Southampton (UK), May 25: Steven Smith made a successful return to international cricket following a year-long ban as he posted a quickfire century during Australia's warm-up match against hosts England here on Saturday.
With Australia deciding to bat first in a crucial practice game just days ahead of the ODI World Cup, Smith scored 116 runs off 102 balls to help the defending champions post 297/9 in their 50 overs.
David Warner, the other senior Australian player who was the main figure in the ball tampering scandal that led to the lengthy ban on him and Smith, was also in good touch with the bat. The opener made a steady 43 off 55 deliveries.
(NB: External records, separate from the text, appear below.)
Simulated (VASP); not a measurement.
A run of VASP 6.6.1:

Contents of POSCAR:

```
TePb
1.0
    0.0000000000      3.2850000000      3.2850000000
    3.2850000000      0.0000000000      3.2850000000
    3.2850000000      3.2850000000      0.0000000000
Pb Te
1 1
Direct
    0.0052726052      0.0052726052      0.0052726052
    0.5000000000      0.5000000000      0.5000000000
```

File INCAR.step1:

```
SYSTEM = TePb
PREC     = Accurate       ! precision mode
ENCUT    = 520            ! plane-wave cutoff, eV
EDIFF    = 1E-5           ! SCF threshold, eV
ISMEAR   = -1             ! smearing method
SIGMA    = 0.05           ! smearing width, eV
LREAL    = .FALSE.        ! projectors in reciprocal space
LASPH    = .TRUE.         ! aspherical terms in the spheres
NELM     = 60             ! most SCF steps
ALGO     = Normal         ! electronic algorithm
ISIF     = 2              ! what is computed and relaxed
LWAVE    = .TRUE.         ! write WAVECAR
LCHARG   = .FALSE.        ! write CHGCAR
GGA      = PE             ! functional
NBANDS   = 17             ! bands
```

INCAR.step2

Earlier, Warner and Smith were subject to boos by the crowd at the The Rose Bowl Stadium.
Warner, who opened the innings with captain Aaron Finch, made 43 runs off 55 balls before falling to Liam Plunkett. According to reports, boos and jeers rang out from the stands as he walked back and continued as Smith walked in to take his position at the crease.
Posts on social media from in and around the stadium showed fans walking at the edge of the ground in red cricket ball outfit with sandpaper on their hands. Cricket writer Chris Stocks tweeted that Smith was booed by large numbers in Southampton "as chants of ‘cheat, cheat, cheat, cheat' ring around the ground."
At the World Cup that starts on May 30, Smith and Warner will be making their comeback into the Australian squad after serving out the 12-month bans imposed in the aftermath of the 2018 Sandpaper Gate fiasco. The warm-up match against England thus acts as the start of what will be a gruelling tour of the country of the duo as the World Cup will be followed by the high-voltage Ashes.
Coach Justin Langer had earlier said that while Warner and Smith are ready for the barrage that could be coming their way from the England fans during the tour, they will need to be taken care of.
"There's not too many I've met in my life who like being booed or heckled or disliked so… they're human beings. We're going to have to care for them, we're going to have to put an arm around them and make sure they're going okay," he said.
England all-rounder Moeen Ali, on the other hand, appealed to fans to not get personal with their chants against the duo.
"I really hope they don't get too much stick. I want them to enjoy the series. If you have to, keep it funny, not personal," Ali said.
"We all make mistakes. We are human beings and we have feelings. I know deep down they are probably really good people. I just hope they get treated decently. I just want the cricket to be spoken about."